French Film Festival starts today
Friday, November 30, 2007
This year's festival begins today (Friday) and runs until December 6 at the Riverwalk New Capitol Cinemas. The main objective of hosting the French Film Festival in Gaborone is to give the audience an opportunity to discover French cinema, both past and present, as French films are seldom shown in the country via the commercial circuits. The festival will feature a variety of movies - from children's cartoons, and comedies, to French classics catering for everyone's taste. The line-up includes movies produced in the Southern hemisphere.

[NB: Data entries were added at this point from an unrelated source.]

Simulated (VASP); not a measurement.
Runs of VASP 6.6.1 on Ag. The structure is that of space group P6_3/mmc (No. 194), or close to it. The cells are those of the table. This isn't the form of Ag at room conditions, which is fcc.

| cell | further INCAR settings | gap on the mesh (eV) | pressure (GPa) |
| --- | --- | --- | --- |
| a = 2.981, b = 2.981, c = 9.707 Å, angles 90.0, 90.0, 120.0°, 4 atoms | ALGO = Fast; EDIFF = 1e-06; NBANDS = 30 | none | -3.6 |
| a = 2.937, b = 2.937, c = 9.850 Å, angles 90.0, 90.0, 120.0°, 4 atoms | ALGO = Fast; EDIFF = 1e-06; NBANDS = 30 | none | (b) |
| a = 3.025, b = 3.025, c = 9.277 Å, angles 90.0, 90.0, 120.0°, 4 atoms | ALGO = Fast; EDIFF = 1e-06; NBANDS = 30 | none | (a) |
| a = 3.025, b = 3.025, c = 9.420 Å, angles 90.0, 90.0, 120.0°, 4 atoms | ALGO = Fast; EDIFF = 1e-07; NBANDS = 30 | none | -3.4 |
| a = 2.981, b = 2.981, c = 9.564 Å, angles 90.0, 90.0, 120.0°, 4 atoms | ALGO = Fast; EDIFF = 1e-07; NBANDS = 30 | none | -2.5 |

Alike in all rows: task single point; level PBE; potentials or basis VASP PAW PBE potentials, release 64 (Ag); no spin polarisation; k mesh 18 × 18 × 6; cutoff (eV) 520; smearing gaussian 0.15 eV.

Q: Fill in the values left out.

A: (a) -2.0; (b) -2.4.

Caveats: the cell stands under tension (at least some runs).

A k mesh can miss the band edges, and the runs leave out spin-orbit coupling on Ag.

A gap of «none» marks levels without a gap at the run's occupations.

Amongst the films on the programme is the documentary, The Besieged Fortress, which will be shown tomorrow (December 1) and Wednesday. In this film, which takes place in southeastern Burkina Faso, termites are hard at work in the safety of their high tower when drama turns their neat orderly life upside down. A deluge of tropical rain floods galleries and chambers, causing cracks and breaches to appear in the termite's castle. Not far from there, a colony of terrible, carnivorous ants prepares to attack, and they take advantage of the tower's fragility to launch a veritable assault. As a result, a merciless war ensues. The film's strongest asset is undoubtedly the use of boroscope, a revolutionary tool that enables to shoot crystal clear images from five centimeters to infinity, so that the viewer is transposed in the animal's real-scale environment. Directed by Phillippe Calderon it runs for 82 minutes.